Review: ‘Masters of Sex’ – ‘One for the Money, Two for the Show’

A review of tonight's “Masters of Sex” coming up just as soon as she's a man and I'm a woman…

“I can't twinkle! I can't fuck!” -Bill

As we get close to next week's season finale, “One for the Money, Two for the Show” does a better job than many recent episodes of suggesting that all the disparate aspects of the series are part of the same show. For one week, at least, Libby's time at CORE and even Langham's weird relationship with Flo felt thematically connected to the study, to Bill and Virginia's relationship, and to the other things the show is ostensibly about, as characters in all corners of the show had to deal with the problem of feeling invisible to the ones they care about.
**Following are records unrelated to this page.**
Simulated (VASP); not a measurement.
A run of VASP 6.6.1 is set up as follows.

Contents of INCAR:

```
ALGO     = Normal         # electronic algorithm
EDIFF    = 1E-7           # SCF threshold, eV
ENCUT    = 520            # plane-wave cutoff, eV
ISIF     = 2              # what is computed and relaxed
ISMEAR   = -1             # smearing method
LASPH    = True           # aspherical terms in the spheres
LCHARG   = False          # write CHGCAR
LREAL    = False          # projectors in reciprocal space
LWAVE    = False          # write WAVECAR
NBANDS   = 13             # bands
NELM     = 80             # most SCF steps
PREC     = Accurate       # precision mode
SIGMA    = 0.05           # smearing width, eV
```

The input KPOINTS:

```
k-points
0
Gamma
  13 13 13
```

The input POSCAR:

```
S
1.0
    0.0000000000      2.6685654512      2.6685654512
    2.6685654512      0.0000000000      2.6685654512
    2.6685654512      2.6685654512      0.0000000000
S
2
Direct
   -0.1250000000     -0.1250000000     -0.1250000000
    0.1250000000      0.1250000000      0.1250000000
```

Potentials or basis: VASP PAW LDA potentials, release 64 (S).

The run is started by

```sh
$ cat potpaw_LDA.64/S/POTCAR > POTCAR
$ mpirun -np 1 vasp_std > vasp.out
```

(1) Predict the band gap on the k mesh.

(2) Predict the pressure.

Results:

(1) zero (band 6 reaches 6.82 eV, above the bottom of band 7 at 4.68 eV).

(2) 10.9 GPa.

The CBS news editor has no little to no use for Lester and his cinema verite aspirations. Flo tries to engage Langham in “Gone with the Wind” role play because she's spent too much of her life being looked past. (It's an issue the perpetually handsome Langham can barely understand.) Libby confesses that she's been hanging around CORE  because Robert's seeming contempt for her made her feel better and more alive than Bill's eternal polite neglect, and they even have sex in her home.

In a development I've been wondering about all season, Virginia's ex-husband George makes her finally recognize the impact all her late-night sessions with Bill in Alton have had on her kids(*): she's become a well-liked but largely invisible parent to them while Pam the babysitter and George's new wife Audrey handle all the maternal duties.

(*) Who are still played by the same actors even though this episode takes place several years after the last time we saw Tess and Henry earlier in the season.

And in the episode's powerful closing sequence, Bill deflates after a mortifying day on camera has filled him with anxiety about how he looks, how he presents himself to the world, and why Virginia Johnson would ever want to spend time with him, let alone the millions of Americans who may watch the CBS segment. (And though it's not his intention – nor the role I imagine she'd prefer to play in the relationship – Bill's attack of self-pity does afford Virginia a chance to behave motherly towards somebody that day.) It's been an uneven season, but Sheen and Caplan continue to get these great showcase moments, and continue to kill with them.

I mean, if I had my druthers, we wouldn't be spending a second on Flo, and Langham would probably have vanished from the series along with Jane, Ethan and the Scullys, because I don't find those two together nearly as funny as I'm assuming the “Masters” writers do. (Think of it this way: every minute Flo gets is a minute that Betty doesn't get.) But at least for one episode I was only mostly annoyed they were there, rather than utterly baffled.

And though the show took its sweet time getting to Libby and Robert's inevitable moment of passionate release – a very strong scene for Caitlin FitzGerald – when that moment came it felt like something very much about Libby's relationship with Bill, rather than simply something to keep her busy until she susses out the full extent of her husband's relationship with Virginia.

And maybe that's the biggest question of the episode, and for next week's finale: how much does Libby piece together as she sits in the outer office all day, stewing and smoking and watching Bill get along so well with Virginia? She obviously recognizes that emotionally, she now comes in second to Mrs. Johnson, but would she make so bold a move as to sleep with another man if she didn't have a very strong intuition that her husband was being unfaithful to her? I really don't know the answer, in part because I thought for sure that the Libby/Ginny conversation late in “Asterion” was implying that she had figured it out at some point in the previous three years and made peace with the idea. So now I'm gunshy and waiting for an explicit revelation – whether Libby catching them in the act or loudly announcing her deduction to one or both of them.

Season 1 ended with Bill making his study public to the staff at Maternity, which turned into a fiasco. It appears we're heading for a parallel conclusion here with the airing of the CBS report. Will all of the season's other threads – Bill's impotence, Libby and Robert's affair, Betty's quest for St. Louis real estate dominance, Flo and Langham's torrid relationship – be tied up next week? Or will the ragged, time-jumping nature of the season lead to a more open conclusion?

We'll have a lot to talk about next week, plus I'm hoping to find time to do another Michelle Ashford post-mortem review.

But as for tonight's episode, what did everybody else think?